Question

The sequence $\log a,\log \left( {\dfrac{{{a^2}}}{b}} \right),\log \left( {\dfrac{{{a^3}}}{{{b^2}}}} \right),...$ is:
$\left( 1 \right)$ A G.P.
$\left( 2 \right)$ An A.P.
$\left( 3 \right)$ A H.P.
$\left( 4 \right)$ Both a G.P. and a H.P.

Answer 1

Hint: In order to solve this question, first simplify each term of the given series $\log a,\log \left( {\dfrac{{{a^2}}}{b}} \right),\log \left( {\dfrac{{{a^3}}}{{{b^2}}}} \right),...$. Then, use the condition of A.P. series that the difference of two consecutive numbers of series is the same to check if the given series is in A.P. or not.

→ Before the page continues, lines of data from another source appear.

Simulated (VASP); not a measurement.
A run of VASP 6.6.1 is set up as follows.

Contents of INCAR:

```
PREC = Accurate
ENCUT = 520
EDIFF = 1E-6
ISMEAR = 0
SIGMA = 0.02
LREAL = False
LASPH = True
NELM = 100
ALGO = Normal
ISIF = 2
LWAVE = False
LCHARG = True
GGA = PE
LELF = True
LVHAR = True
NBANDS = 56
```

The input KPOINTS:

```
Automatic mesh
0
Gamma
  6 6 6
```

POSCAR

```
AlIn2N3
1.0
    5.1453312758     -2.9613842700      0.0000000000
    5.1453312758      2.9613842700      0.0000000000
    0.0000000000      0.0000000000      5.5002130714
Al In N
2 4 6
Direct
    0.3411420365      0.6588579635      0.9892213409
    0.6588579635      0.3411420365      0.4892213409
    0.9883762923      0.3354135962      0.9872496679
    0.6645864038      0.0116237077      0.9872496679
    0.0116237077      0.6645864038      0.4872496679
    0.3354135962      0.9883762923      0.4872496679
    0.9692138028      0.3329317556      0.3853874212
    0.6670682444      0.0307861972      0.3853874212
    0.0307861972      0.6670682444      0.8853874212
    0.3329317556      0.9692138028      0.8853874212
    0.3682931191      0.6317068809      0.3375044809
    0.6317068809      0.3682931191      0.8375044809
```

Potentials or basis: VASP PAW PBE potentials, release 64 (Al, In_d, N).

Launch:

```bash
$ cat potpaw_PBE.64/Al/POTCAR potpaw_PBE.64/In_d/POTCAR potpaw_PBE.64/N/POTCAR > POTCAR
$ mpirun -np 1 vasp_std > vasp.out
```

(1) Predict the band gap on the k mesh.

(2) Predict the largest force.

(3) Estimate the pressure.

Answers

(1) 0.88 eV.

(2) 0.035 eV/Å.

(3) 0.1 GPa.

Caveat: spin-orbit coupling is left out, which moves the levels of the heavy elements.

Complete step-by-step solution:
Since, the given series is $\log a,\log \left( {\dfrac{{{a^2}}}{b}} \right),\log \left( {\dfrac{{{a^3}}}{{{b^2}}}} \right),...$
Now, we will simplify each term of the series as,
First term,
$ \Rightarrow {a_{\kern 1pt} } = \log a$
Second term,
$ \Rightarrow {a_2} = \log \left( {\dfrac{{{a^2}}}{b}} \right)$
Here, we will use the rule of algorithm as $\log \dfrac{m}{n} = \log m - \log n$ to simplify the above step.
$ \Rightarrow {a_2} = \log {a^2} - \log b$
Now, we will use the rule of algorithm as $\log {m^n} = n\log m$ to simplify the obtained expression as:
$ \Rightarrow {a_2} = 2\log a - \log b$
Third term,
$ \Rightarrow {a_3} = \log \left( {\dfrac{{{a^3}}}{{{b^2}}}} \right)$
Here, we will use the rule of algorithm as $\log \dfrac{m}{n} = \log m - \log n$ to simplify the above step.
$ \Rightarrow {a_3} = \log {a^3} - \log {b^2}$
Now, we will use the rule of algorithm as $\log {m^n} = n\log m$ to simplify the obtained expression as:
$ \Rightarrow {a_3} = 3\log a - 2\log b$
Similarly, we can simplify the further terms of the series as,
$ \Rightarrow {a_4} = 4\log a - 3\log b$
$ \Rightarrow {a_5} = 5\log a - 4\log b$
…
Since, we can clearly see that the next term is increased by $\log a - \log b$ from the previous term.
Here, we can check it by calculating the common differences of two consecutive terms.
$d = {a_2} - {a_1} = {a_3} - {a_2} = ...$
We will calculate first ${a_2} - {a_1}$ as,
$ \Rightarrow {a_2} - {a_1} = 2\log a - \log b - \log a $
$ \Rightarrow {a_2} - {a_1} = \log a - \log b $
Now, we will calculate ${a_3} - {a_2}$ as,
$ \Rightarrow {a_3} - {a_2} = 3\log a - 2\log b - \left( {2\log a - \log b} \right) $
$ \Rightarrow {a_3} - {a_2} = 3\log a - 2\log b - 2\log a + \log b $
$ \Rightarrow {a_3} - {a_2} = \log a - \log b $
Hence, the given series is in A.P.

Note: An Arithmetic progression series is an order sequence by incrementing a fixed constant number in each term. In other words, the difference between two consecutive terms of an A.P. is the same as a constant.